By 2015 Cisco expects "petabytes" to be a measurement of the past, estimating mobile traffic to hit 6.3 exabytes a month or 75 exabytes a year.

About 1.5 billion smartphones users that came on board in the past year were almost solely responsible for tripling mobile data, according to Cisco's figures.
Smartphones only accounted for 13 percent of all mobile phones in use, but were responsible for 78 percent of total mobile traffic on global networks.
Smartphones alone generated 51 petabytes of mobile traffic every month in 2010, Cisco claimed.
Tablets and laptops were also a heavy burden for mobile networks. Last year there were 3 million tablets connected to mobile networks, each consuming 405 MB per month -- five times the 79 MB a month that smartphones did.
Laptops were even heavier data users at 1.7 GB per month.
The increase in mobile traffic by 2015 would be generated by around 7 billion "mobile-connected" devices, including machine-to-machine devices for applications such as smart networks.
It was expected that over this period, smartphone data consumption would rise from 79 MB to 1.3 GB a month, according to Cisco.
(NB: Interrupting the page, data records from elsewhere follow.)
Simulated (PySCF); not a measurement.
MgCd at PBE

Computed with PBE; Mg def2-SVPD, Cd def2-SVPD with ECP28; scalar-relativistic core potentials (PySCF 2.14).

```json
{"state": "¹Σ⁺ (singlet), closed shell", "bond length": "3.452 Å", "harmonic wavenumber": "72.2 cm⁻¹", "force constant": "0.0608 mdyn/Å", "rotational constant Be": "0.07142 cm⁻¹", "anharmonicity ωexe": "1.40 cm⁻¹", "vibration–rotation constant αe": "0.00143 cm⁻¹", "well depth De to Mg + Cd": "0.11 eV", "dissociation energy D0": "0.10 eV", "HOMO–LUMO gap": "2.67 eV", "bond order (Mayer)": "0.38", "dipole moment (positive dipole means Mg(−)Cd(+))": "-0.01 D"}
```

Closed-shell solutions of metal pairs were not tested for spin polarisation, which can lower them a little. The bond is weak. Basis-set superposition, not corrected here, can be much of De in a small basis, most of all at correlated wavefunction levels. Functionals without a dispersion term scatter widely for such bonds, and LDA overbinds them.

While mobile traffic was forecast to grow at a compound annual growth rate of 92 per cent between 2010 and 2015, fixed line networks would remain critical from an infrastructure standpoint.
In 2010, fixed line networks carried 14.3 of the 51 petabytes generated by mobile devices last year, but Cisco predicted fixed lines to carry 800 million terabytes of mobile data traffic by 2015.